Even with safeguards in place, there were other problems to contend with. That was made clear in July 1977, when a lightning bolt in northern Westchester County, N.Y., knocked out two transmission lines. Within an hour New York City sealed itself off electrically from the larger grid, but since the city does not generate enough power internally to sustain itself, 9 million people lost power, some for more than a day. Nor were the failures limited to the Northeast. In July 1996, some 2 million customers from Nebraska to Washington State to Baja California Norte in Mexico lost power when a 345 kilovolt line was shorted out by a tree in Idaho. A mechanical glitch shut down a parallel line, setting off the wider collapse. The industry learned to trim trees near power lines.
So what happened last week was a nasty reminder, not a complete surprise to electricity-industry types. Whatever safety margin was built into the system has been eaten away by lack of investment in modernization. "This is the fourth catastrophic failure of the central power grid within the last decade," says Kyle Datta, managing director of the Rocky Mountain Institute's consulting practice, "and yet decision makers are not learning the right lessons from these crises." One such lesson is that it doesn't matter how much power you can generate if you can't deliver it reliably to the people who need it.

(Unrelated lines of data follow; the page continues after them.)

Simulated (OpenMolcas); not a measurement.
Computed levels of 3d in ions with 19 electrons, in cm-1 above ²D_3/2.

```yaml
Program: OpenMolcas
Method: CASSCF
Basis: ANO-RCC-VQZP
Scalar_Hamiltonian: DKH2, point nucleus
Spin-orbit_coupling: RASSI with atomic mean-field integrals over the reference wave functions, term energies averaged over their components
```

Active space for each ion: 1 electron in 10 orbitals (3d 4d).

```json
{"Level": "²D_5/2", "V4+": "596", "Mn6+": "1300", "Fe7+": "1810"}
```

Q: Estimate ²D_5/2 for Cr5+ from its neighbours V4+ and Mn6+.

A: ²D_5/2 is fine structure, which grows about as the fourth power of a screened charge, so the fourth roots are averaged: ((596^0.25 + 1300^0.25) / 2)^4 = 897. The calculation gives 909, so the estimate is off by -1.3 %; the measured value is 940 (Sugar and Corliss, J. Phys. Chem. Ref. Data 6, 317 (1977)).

And here a combination of market forces, political foot dragging and the reluctance of people to welcome the arrival of high-voltage lines or towers in their backyards has made it almost impossible to create a transmission system that can keep up with demand. There is little incentive for utilities to erect new towers, especially after new federal rules in the late 1980s effectively capped the return on such investments at roughly 11%. One fight between West Virginians, who don't want ugly transmission lines, and Virginians, who need power, has been going on for 12 years. By 1999 transmission investment was less than half the $5 billion it had been 20 years earlier. And Enron's collapse didn't exactly help make utility investment attractive. As energy policy was assembled piece by piece, there was both too little regulation and too much: no one was requiring the utilities to upgrade the grid, and utilities were worried that if they did it voluntarily, they might not be allowed to charge enough to make their money back.